Government Taking of Private Property Struck Down
In 2008, we scored the original house vote on HB 608, and then the votes on HB 704 which included the original provisions of HB 608.
HB 608 allowed the state to confiscate the value of traveler's checks that had not been used in three years. Previous law required seven years before the state could confiscate the checks as "unclaimed property." We wrote:
Travelers' checks are not "unclaimed property" but property of the bank that sold them until they are claimed. While many may point to alignment with other states, this is a government taking of property.
We asked one legislator how in the world so many legislators could support the state taking someone's property so outright, and he explained that the taking is not from the traveler's check owner, but from the bank, which made it OK. Right.
On Monday, a federal court agreed with us, not only striking down the three-year time limit, but also the previous seven-year limit:
A federal judge barred Kentucky on Monday from seizing old traveler's checks as abandoned property after seven years instead of 15, saying the state changed the law in an effort to raise money instead of to reunite citizens with lost goods.
It marks the second time in three years that a court has rejected efforts by the legislature to shorten the waiting time before the state can seize old checks and cash them.

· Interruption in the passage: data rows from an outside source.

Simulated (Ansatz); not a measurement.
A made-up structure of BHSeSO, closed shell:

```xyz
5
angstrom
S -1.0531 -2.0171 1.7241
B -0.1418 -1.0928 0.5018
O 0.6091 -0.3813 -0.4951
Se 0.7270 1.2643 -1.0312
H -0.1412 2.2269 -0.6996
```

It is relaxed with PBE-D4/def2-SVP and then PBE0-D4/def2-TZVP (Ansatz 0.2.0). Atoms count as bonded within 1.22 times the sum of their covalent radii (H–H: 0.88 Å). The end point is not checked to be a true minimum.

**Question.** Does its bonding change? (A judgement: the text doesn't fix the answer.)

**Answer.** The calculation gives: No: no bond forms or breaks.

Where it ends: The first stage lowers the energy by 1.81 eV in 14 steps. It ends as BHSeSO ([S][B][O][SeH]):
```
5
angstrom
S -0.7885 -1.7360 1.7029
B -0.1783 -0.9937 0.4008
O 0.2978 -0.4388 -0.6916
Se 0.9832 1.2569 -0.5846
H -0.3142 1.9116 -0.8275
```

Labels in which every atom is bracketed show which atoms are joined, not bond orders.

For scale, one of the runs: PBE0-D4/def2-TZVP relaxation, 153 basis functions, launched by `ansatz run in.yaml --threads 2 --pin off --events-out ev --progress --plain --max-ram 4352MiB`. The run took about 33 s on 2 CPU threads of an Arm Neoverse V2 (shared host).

Traveler's check issuer American Express challenged the changes both times, winning in state court in 2007, then it challenged a revised law passed later that year in federal court. American Express challenged the statute in 2008, saying the law allowed Kentucky to improperly take the uncashed checks.
"Because it is clear that the state's objective was to raise revenue rather than to reunite citizens with lost property, (the law) does not satisfy rational basis review," U.S. District Judge Danny C. Reeves wrote in a 15-page opinion.
Score one for private property rights over "revenue enhancements"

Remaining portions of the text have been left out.